What is Altrusa
Altrusa is an international service organization dedicated to improving communities worldwide. With almost 10,000 members, Altrusa has 361 clubs in ten countries. Members work on promoting literacy and identifying and solving community problems through original projects and by partnering with other organizations or agencies.
Altrusa International of Rochester, Inc. was chartered as a club in 1950, thirty-two years after Mamie L. Bass founded the first club in Indianapolis. Mamie is famous for saying women should not just be good, they should be good for something! The most well-known Altrusan was Eleanor Roosevelt.
Altrusa of Rochester News 2019
Altrusa Annual April Shower
Nine years ago we invited Bill and Joanne Cala of Joining Hearts and Hands to present an update on their work building schools in Kenya. We have partnered with them to both build an entire classroom and fund three scholarships for girls to attend high school. The idea to invite guests beyond the club membership spurred the search for a large enough facility and a means of serving a simple catered supper. Thus was our first April Shower born.
The second year we were aware of the need of families who must raise children whose parents have been incarcerated or killed. The Catholic Family Charities group sponsored support for them, known as Kinship Care and were in desperate need of all those wonderful items that any baby shower bestows on an expectant mother. Members and guests filled the Christ Church community room once again, this time with blankets, diapers, outfits and so much more.
Our third year we invited our guests to bring pampering toiletry items and such which we all assembled into shower caddy baskets to be presented to women arriving at Jennifer House, a post-prison outreach ministry of Spiritus Christi.
Year four was focused on the libraries at both School 42 and the Rochester International Academy. At RIA immigrant children from grades Kindergarten to twelve arrive in hopes of learning English while simultaneously learning New York State Regents curriculum for their age level, whether they could read at that level or not. Many wonderful books were purchased and donated to both libraries.

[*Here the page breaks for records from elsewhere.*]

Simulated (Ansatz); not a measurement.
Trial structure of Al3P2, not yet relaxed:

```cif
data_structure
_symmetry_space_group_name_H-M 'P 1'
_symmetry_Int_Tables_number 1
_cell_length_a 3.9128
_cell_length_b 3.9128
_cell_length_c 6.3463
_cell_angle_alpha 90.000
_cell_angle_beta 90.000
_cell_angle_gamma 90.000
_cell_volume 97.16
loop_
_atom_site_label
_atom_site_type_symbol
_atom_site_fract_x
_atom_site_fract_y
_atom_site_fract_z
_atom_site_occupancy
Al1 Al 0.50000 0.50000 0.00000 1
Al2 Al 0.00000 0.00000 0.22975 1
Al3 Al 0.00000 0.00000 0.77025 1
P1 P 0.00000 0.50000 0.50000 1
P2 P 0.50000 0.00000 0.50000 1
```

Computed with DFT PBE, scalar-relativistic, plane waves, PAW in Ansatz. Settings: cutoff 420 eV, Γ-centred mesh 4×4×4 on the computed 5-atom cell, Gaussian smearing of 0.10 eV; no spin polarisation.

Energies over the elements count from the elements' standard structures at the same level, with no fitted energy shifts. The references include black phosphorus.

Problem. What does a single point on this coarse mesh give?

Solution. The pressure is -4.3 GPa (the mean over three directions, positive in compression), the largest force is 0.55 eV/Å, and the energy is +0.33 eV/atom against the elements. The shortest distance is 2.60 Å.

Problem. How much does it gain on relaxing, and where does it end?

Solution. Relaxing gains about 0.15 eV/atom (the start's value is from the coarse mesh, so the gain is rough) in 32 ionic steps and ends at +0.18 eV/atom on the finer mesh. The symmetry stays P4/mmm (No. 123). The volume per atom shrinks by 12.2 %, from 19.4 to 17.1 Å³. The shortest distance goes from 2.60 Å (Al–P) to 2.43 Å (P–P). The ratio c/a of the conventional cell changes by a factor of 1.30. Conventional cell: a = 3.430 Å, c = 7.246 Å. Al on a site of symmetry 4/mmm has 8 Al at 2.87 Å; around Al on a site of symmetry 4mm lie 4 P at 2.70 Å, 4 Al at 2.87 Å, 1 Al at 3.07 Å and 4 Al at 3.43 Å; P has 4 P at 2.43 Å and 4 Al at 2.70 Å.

Year five we were thrilled to partner with Maggie Harris of the Community Lutheran Ministry on Joseph Avenue. Maggie ran an after-school programs and summer camps, helping keep up to 200 children off the streets and engaged in safe learning situations. We filled the room with aproximately 50 invited guests and members who brought many items on Maggie's Summer Camp Wish List.
Our sixth shower beneficiary was The Women's Place, a program of the Catholic Family Center. The Women's Place is a 19 bedroom temporary shelter for single women and women with children awaiting permanent housing. The Women's Place goal is to provide homeless families and individuals with shelter while helping to move them into permanent housing.
Our seventh shower beneficiary was Cameron Community Ministries After School Program. The after school program is for elementary school children who attend School #54. The primary emphasis is on homework completion, tutoring, positive behavior and conflict resolution.
Year eight our shower beneficiary was the Open Door Mission's Residential Home for Women and Children. This program will provide transitional housing and support services for homeless students and their moms. It is designed to be flexible so that, based on the needs of the family, the families may stay there for 3 months to a year.
Our April 2018 Shower beneficiary was the Crisis Nursery of Greater Rochester. The Crisis Nursery provides temporary care for babies and children during family crisis when the family has no other trusted support. The shower was held on April 26th from 5:30pm to 9:00pm, at Parish of the Holy Family Nellis Hall, 250 Coldwater Rd, Rochester.
A portion of the proceeds from the Gift Basket raffle will be donated to Crisis Nursery of Greater Rochester. Our guests were asked to bring an item or two from the wish list for the "Crisis Nursery of Greater Rochester".
Altrusa Events
Rochester Children's Book Festival
In the Fall of 2016, Altrusa completed its thirteenth year participating in the Rochester Children's Book Festival. This wonderful festival brought many of our local children book authors to one location. There were craft and reading rooms, workshops by authors on the craft of writing every half hour and many community groups' tables to visit.
The 20th Annual Rochester Children's Book Festival was on Saturday, November 12th, 2016, in the Flynn Campus Center at Monroe Community College. If you have not attended this wonderful event please plan to do so this coming Fall for the 21st Annual Rochester Children's Book Festival on November 4th, 2017. Please take a few minutes to visit our Altrusa of Rochester table and learn of our many community events.
Festival to Go
Thirty five of the invited authors from the Rochester Children's Book Festival also volunteered to partner with Altrusa at our city schools in the thirteenth annual "Festival to Go". This event was held on October 12th, 13th, and 14th at School 45 Mary McLeod Bethune. On October 19th the authors were at School 10 Dr. Walter Cooper Academy and on October 25th at School 33 John James Audubon. There were over 100 presentations in the classrooms, from kindergarten to grade 8, that brought the writing and reading experience to the students.
The Altrusa Club purchased books from the presenting authors and donated them to each school library. Each author did a 45 minute presentation in the classrooms with their focus around these books. The Altrusa members joined the authors in the classrooms to share in this wonderful experience with the children.
Certificates of appreciation were presented to each school librarian, as well as each author, by the Altrusa members.
A special thank you to author, Vivian Vande Velde and Altrusa member, Jody LaRose for coordinating the "2016 Festival To Go". We also wish to thank the participating authors and the Altrusa members who volunteered their time at the schools.